Governments have always invested in the communications network in order to provide the conducive environment for businesses to blossom.
That is why huge amounts of investment are made in that sector to put road, air and sea transport in good shape to facilitate the movement of people and goods.
There is a general feeling of satisfaction among the motoring public that the road transport sector has witnessed some growth over the years. Except for the rising cost of road transport resulting from hikes in fuel prices and other inputs, commuters hardly struggle to access commercial transport to their destinations.
While the sector grows, Ghanaians have always contested the government’s agenda of full cost recovery for services in the petroleum and utility sectors. The government‘s programme has always been met with public outcry against the rising cost of living in a situation where safety nets to cushion the vulnerable and poor in society are missing.
The present shortage of petroleum products, particularly gasoline, is the result of the government’s inability to absorb subsidies on petroleum products, resulting in government’s indebtedness of GH¢1.8 billion to the bulk oil distribution companies (BDCs).

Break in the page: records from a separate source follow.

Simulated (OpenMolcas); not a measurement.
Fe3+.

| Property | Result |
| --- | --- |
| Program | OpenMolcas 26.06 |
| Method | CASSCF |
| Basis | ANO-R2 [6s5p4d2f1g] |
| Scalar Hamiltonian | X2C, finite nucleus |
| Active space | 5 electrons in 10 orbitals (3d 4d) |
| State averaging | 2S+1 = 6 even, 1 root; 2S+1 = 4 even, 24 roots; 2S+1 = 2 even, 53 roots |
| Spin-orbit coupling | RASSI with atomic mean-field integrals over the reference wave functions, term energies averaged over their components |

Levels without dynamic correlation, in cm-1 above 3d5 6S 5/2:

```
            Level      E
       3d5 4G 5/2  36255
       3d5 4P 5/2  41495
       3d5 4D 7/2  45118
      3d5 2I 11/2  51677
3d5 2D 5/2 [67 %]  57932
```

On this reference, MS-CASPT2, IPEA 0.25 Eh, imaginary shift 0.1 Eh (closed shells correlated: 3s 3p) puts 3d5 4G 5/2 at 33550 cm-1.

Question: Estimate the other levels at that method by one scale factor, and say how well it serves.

Although the figure has been disputed by the government, the BDCs carried out their threat to stop supplies to the oil marketing companies (OMCs), resulting in the spectacle at the fuel stations.
The situation at fuel stations throughout the country has been described as very chaotic because of the long queues and disorder that are experienced by motorists as they struggle to be served.
The shortage has also created a boom in the underground market and panic buying, and as of yesterday evening most fuel stations did not have fuel. Those that had were inundated by owners of cars, motorbikes and plastic containers looking for the scarce commodity.
The government has assured the motoring public that it was on course to resolving the problem. It has also apologised to the public. The Daily Graphic thinks that the assurances are not enough. We should look at what has brought us to this chaotic situation and take steps to avoid a recurrence in future.
It is unacceptable to be without a very essential commodity for almost a week. The shortage of fuel has caused a major dislocation in the economy and caused pain to motorists and the travelling public.
The Daily Graphic thinks the problem should not offer another opportunity, as usual, for the blame game but that we should collectively find solutions to what has virtually brought our economy on its knees.